The man designated to become head of the government was assassinated by Basque separatists in 1973. And the choice of Juan Carlos to be crowned King and succeed as head of state came back to bite…

Juan Carlos was not as devoted to fascism as Franco had thought. In fact, he supported reformist elements in the regime who’d come to believe democracy was now unavoidable.

Of course, the dissident opposition – leftists, liberals, nationalists in the Basque Country and Catalonia – were still wary of overtures by career Francoists, led by the new Prime Minister, Adolfo Suárez.

But when serious reforms were finally put forward, the opposition sensed this might be the real thing.

Parliamentary elections were scheduled for June 1977, on the basis of universal suffrage. A blanket amnesty for political prisoners was issued, the rights to strike and unionise were restored.

When the Spanish Communist Party (PCE), the immortal enemy of Francoism, was legalised in April, it was clear the reformers in the regime were serious.

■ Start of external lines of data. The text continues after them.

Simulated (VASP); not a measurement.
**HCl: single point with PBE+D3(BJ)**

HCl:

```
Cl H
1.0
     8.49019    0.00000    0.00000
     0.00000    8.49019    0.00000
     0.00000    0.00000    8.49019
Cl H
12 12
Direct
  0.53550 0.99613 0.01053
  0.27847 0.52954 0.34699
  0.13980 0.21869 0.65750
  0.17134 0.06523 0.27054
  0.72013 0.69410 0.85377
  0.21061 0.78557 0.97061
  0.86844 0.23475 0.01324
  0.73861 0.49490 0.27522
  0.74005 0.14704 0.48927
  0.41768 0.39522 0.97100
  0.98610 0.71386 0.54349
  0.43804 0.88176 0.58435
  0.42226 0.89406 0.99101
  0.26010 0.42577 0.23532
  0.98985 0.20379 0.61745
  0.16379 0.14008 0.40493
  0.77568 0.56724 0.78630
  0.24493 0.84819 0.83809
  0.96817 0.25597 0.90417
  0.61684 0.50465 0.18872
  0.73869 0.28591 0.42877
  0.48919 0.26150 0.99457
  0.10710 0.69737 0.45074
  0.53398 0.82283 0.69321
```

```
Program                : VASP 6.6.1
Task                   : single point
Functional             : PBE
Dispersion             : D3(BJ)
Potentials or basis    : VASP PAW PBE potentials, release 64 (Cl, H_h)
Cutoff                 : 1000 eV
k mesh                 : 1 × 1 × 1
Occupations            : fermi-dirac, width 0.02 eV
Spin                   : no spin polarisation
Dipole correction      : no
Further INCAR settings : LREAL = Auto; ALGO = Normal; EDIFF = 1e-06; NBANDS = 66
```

Hardline fascists tried to stop the process, including a failed coup attempt in 1981.

But the momentum was too much: democratic elections in 1977, a new democratic constitution in 1978, and a Socialist government for the first time in five decades elected in 1982.

Spanish leftists had kept the flame of hope alive, and now their hopes had been realised.

For all the difficulties and limitations of la Transición, the Francoist regime was dead. Democracy had a new chance in Spain.